Aw jeez! FX's new series Fargo "too good" for stars to pass up
On Tuesday, FX debuted its new crime comedy based on the Oscar-winning film of the same name and introduced Billy Bob Thornton's character Lorne Malvo, a drifter whose extreme actions are only surpassed by his extreme bangs. Although the Oscar winner had already planned on dyeing his hair and beard dark for the series, the super-short trim initially threw him for a loop. "That was accidental. I got a bad haircut that I couldn't do anything with," he tells TVGuide.com. "It wouldn't comb over. It wouldn't act right, you know? I was looking at myself in the mirror thinking, 'God, what a disaster.'"
Faced with his blunt-cut fringe, Thorton had a moment of inspiration. "I said, 'Hang on a second. This looks like mid-to-late '60s L.A. rock. This looks like the bass player for the Buffalo Springfield.' Speaking of the Buffalo Springfield, Neil Young actually had that look at one point. So once I put that big coat on and that turtleneck and those bangs and that beard, it's like I was a bass player in a country-rock band in '67 in L.A."

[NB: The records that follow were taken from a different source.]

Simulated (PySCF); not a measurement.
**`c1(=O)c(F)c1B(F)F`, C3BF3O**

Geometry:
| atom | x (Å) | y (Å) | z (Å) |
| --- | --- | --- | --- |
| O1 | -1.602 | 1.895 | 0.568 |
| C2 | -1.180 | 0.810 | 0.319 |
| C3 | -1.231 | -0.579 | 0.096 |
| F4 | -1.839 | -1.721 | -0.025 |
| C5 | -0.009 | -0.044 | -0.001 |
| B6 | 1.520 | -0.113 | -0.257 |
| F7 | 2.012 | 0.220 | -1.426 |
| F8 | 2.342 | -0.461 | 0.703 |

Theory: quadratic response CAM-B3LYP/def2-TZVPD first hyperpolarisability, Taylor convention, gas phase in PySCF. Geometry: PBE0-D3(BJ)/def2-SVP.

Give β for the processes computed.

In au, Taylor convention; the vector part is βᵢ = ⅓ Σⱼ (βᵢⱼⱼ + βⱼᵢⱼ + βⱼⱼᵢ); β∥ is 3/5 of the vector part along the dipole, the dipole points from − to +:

Although that may seem like an odd choice for playing a man who commits murder as casually as he goes to the dry cleaners, it fit in with the series' overall incongruous nature. "It was good because bangs are usually associated with -- if it's not Bettie Page -- innocence. Bangs are innocent," Thornton says. "They're clean-cut. I had bangs when I was in high school. So to have a guy who is this ruthless to have bangs I just thought, 'What a great irony.' So I decided to just go with that instead of fixing it."